Last Christmas Day, our family's annual Goal Mile outing was rather shambolic, with a four-year-old coaxing his new Power Ranger, who wasn't quite up to the challenge, and the two bigger boys determined to run faster than each other – and, more importantly, than their father, who can run rings around anyone on a tennis court but isn't great on the straight.

I dragged my gammy leg around – I think even the Power Ranger got a better time – but our star runner was la Spanielle, who discovered she was stronger than the scooter we’d looped her lead to and charged, wheels and all, across the grass (narrowly missing the pack).

The thing is, the Goal Mile isn’t about egos, or Lycra, or times (though this year I would really, really like to outrun the boys). It’s about getting out for a gulp of air, meeting friends and neighbours, and donating money and Christmas spirit to Goal.

DAN GRIFFIN

The Clarinbridge Christmas Day swim celebrates its wooden anniversary this December.

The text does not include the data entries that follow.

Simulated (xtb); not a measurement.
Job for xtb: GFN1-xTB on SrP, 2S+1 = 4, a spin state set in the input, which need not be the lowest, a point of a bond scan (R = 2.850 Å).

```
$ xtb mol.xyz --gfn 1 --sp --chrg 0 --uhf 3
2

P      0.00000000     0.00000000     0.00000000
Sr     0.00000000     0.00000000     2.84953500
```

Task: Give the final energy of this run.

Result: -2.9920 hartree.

For the past five years a group of us has met up at a small inlet just outside the village where we dive into the frigid Atlantic and then scramble out again as quickly as possible.

We have experienced slow but steady growth over the years: going from about seven participants in 2010 to close to a dozen last year. And that’s not including spectators and their dogs.

Unlike the more well known Salthill swim, the annual Clarinbridge dunk has never actually had a charity element to it. Those of us who’ve been doing it from the start agree this lends the whole thing a tremendous air of integrity. We swim on Christmas Day purely for the enjoyment of it, which, if I’m being honest, is minimal enough.

But the glasses of mulled wine, usually served out of a pot in the boot of my friend Darragh’s car afterwards, tend to make it all worthwhile.

This year we will be without Colin, a veteran of the event, who has selfishly brought his family to New York for the holidays.

Further challenges come with the tides: the first high one is at 4.37am, the second at 5.01pm. So it will be tricky to arrange a suitable swimming time that doesn’t (a) encroach on dinner plans or (b) involve us diving into three feet of mud and silt. But I’m sure we’ll manage.

Last year we had to do the swim at about 10am, meaning the mulled-wine had, to use the language of tech entrepreneurs, a rather disruptive effect on the rest of the day.

OLIVIA KELLEHER

Gorging on After Eights and tins of Roses is part and parcel of the traditional Irish Christmas. However, anyone who attends a gym on anything resembling a frequent basis likes to attend at least one spinning class before the New Year.

I have a spinning class penciled in at Fitnessworx gym in Cork on December 27th. As it is now officially in writing, I will have little choice but to attend. I will hardly move my legs on the bike turning the dial down rather than up as the class progresses. I will burn off about 200 calories.

I will feel smug and sanctimonious. I will kid myself that I am part Ironman/part Sonia O'Sullivan. This will be my very own Tour de France completed in 50 minutes.I will casually slip it in to my conversation with relatives that day that I made it to the gym. I will bask in the glory of being so controlled and disciplined.

Then later that night I will throw myself on the sofa and eat a box of Pringles. Disgusted at my gluttony I will decide that I have little choice but to elevate it to binge eating stakes. And sure didn’t I burn off loads of calories that morning?

I will eat in the region of 1,500 calories in an hour. I will then have several minutes of self loathing before vowing that next year it will be different.

I will somehow metamorphose in to Madonna. I will live on quinoa and all sorts of things I read about in women’s magazines at the hairdressers.

Gwyneth Paltrow will be ringing looking for diet and exercise tips from me. 2016 will be different ...well maybe not the very first week but the week after.